Last month, a federal appeals court blocked the Fearless Fund from making grants to black women entrepreneurs, the latest in a series of attacks on diversity, equity, and inclusion (DEI) programs, with worrying implications for all nonprofits, businesses, and individuals in the United States.
The Fearless Fund and Fearless Foundation were founded in 2018 to address the disparity in venture capital funding for companies founded by Black women and women of color: in 2022, just 0.1% of venture capital funding went to Black and Latinx female founders, and only 0.036% went to Black women.
When the Fearless Foundation launched a contest to award $20,000 in grants to four businesses owned by black women, it was sued by the American Equal Rights Union, a nonprofit group representing three anonymous nonblack women. The group argued that the contest was discriminatory and violated the Civil Rights Act of 1866, a law enacted after the Civil War that allowed black people to be parties to contracts.
The lawsuit was part of a concerted effort by conservative groups to undermine diversity programs, but when the 11th Circuit Court agreed with the plaintiffs and preliminarily blocked the Fearless Foundation’s grants, it went further: it succeeded in undermining the entire foundation of charitable giving in the United States.
Charities have long collected donations and made grants to support specific demographic groups, and for decades have contributed to the upliftment of people of different genders, ethnicities, and socio-economic backgrounds. If the Fearless decision passes and is expanded to other jurisdictions, it could make it virtually impossible for charities to ensure that their funds are aligned with their missions. It could also reverse the intentions of 60% of U.S. households to give to charity in a given year.
The impact of the Fearless decision reaches far beyond the nonprofit world. The court allowed these parties to remain anonymous, which has fostered a mini-industry of perpetual litigation, exposing companies to endless legal action with little recourse.
Worst of all, there’s the chilling effect this and similar decisions will have on corporate boards and executives across the country. As activist groups file more and more frivolous lawsuits, it’s important to recognize that their goal isn’t necessarily to win. Their goal is to make individuals and companies question whether supporting diversity efforts is even worth it.
Don’t get us wrong: A study we commissioned last year found widespread support for companies’ efforts to reflect the diversity of the American population across racial, generational, and ideological lines, including 67% of Republicans. And companies that prioritize diversity outperform those that don’t. But even with this certainty, the threat of litigation can weigh heavily on companies’ minds as they decide how seriously to invest in their DEI programs.

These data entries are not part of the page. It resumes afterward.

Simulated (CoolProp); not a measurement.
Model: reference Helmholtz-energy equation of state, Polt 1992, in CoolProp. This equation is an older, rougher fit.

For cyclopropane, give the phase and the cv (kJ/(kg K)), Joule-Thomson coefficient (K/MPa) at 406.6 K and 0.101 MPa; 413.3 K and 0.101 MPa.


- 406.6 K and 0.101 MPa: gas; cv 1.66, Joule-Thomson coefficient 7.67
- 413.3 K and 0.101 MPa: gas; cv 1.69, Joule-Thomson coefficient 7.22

Where do we go from here? Fearless Fund is considering all options in response to the 11th Circuit decision and remains committed to our mission of investing in underrepresented groups, including Black women. We know this case is about much more than just our grant programs. This is a fight for equity, and those of us in this fight must be loud and unwavering in our commitment and resolve. Otherwise, extremists who abuse the legal system will win.